NAIC ANALYSIS AND OPINION


"MARSHALL PLAN" FOR INSURANCE

The regulatory framework is vital to public trust

By Kevin P. Hennosy


Trust is vital to the financial sector. Frightened consumers do not make technical differentiations among banking, securities and insurance.

Hennosy graphic According to the historian William Manchester, the economist and life insurance executive John Maynard Keynes was asked in 1932 if anything like the Depression had occurred before in history. Keynes answered: "Yes, it was called the Dark Ages and it lasted four hundred years." Let's not think about that too much.

Greed is not good and trust is vital. If we did not learn this compound lesson from our parents, maybe the capital markets have delivered the message in the past year. We've gotten the message: enough already!

Had there not been trading curbs and if so many people were not irrevocably dependent on 401(k) retirement accounts, the summer swoon on Wall Street might have been much worse. Some people stayed in stocks because they had no other viable choice.

The volatility on Wall Street this year reveals one thing: The crisis of confidence in capital markets is real. There may be good days, weeks or quarters but the Run of the Bulls has ended.

The widespread violation of public trust has investors fleeing capital markets. For those employed in the financial services industry this panic is cause for worry. Not every financial product and service carries investment risk, but trust is vital to the financial sector. Frightened consumers do not make technical differentiations among banking, securities and insurance.

Earning trust is difficult. Rebuilding trust is painful. The job ahead will not be easy.

Wrongdoing

Capital markets have collapsed under the weighty pounding of one instance of wrongdoing after another. Like some sort of water-torture, just when it appears that the bad actors have been taken care of, another case of wrongdoing is exposed. Each occurrence stresses the public trust at the expense of retirement investments, personal savings and financial security.

The wrongdoing at Enron, Andersen, WorldCom and a host of others looks more like a systemic problem than a few bad apples. People on Main Street believe that's the case, and that is what matters for people on Wall Street. People on Wall Street use people on Main Street's money for profit. If the checks stop coming in from the provinces, lower Manhattan is in a heap of trouble.

If policymakers focus only on punishing the wrongdoers, then public confidence will never be rebuilt. To write those checks for financial products (stocks, fund shares, certificates, policies and annuities), people have to trust that markets operate on the up-and-up.

New investors

A larger part of the population holds equity investments now than at any time in American history. When one considers how many people indirectly participate in capital markets through banking and insurance, it is easy to understand what a threat the current market holds for the economy and politics.

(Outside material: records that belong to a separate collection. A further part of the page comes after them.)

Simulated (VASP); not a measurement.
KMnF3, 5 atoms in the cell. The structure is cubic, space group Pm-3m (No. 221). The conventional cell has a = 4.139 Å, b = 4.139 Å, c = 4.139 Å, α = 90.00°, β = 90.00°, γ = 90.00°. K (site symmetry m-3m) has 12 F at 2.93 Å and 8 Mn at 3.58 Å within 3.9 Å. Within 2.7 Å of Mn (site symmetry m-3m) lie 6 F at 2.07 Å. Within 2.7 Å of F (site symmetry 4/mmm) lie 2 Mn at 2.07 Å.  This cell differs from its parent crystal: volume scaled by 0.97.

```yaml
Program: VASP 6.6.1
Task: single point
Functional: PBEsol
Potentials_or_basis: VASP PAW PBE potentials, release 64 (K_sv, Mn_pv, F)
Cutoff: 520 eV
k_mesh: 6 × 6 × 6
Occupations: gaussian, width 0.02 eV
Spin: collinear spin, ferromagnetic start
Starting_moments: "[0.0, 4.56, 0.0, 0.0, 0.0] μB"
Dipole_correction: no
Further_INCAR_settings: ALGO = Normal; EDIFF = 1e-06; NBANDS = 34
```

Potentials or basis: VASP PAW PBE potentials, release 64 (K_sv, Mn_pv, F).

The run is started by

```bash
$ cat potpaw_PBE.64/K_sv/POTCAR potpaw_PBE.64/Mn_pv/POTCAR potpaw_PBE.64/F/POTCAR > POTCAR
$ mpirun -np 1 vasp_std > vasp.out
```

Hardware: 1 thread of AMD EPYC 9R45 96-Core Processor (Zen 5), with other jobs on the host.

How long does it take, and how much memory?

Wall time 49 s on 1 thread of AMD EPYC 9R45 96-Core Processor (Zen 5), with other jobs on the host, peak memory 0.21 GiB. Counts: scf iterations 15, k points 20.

On December 3, 1998, then chairman of the Securities and Exchange Commission (SEC), Arthur Levitt spoke to a Consumer Federation of America symposium. He warned the attendees of the dangers of a capital market boom populated by new investors. Levitt said: "Today, we stand at what may be a defining moment in American economic history. This may someday be described as the era of democratization of American finance. But, if the vast majority of investors are not informed and not educated, opportunity will lose out to ignorance."

"The People" are not without blame. Investors wanted to believe that they knew better than past generations who built security through work, savings and social insurance. Greed did not stop at the boardroom doors. Both greedy executives and greedy investors need some attention from regulators, but regulators have been hard to find in recent years.

Deregulation

America's corporate-funded love affair with deregulation began in earnest in the 1970s. Alfred Kahn, an economic advisor to then President Jimmy Carter, led the crusade back then. Kahn, a true believer in deregulation, said: "It's destructive and cruel, but that's the way the market functions."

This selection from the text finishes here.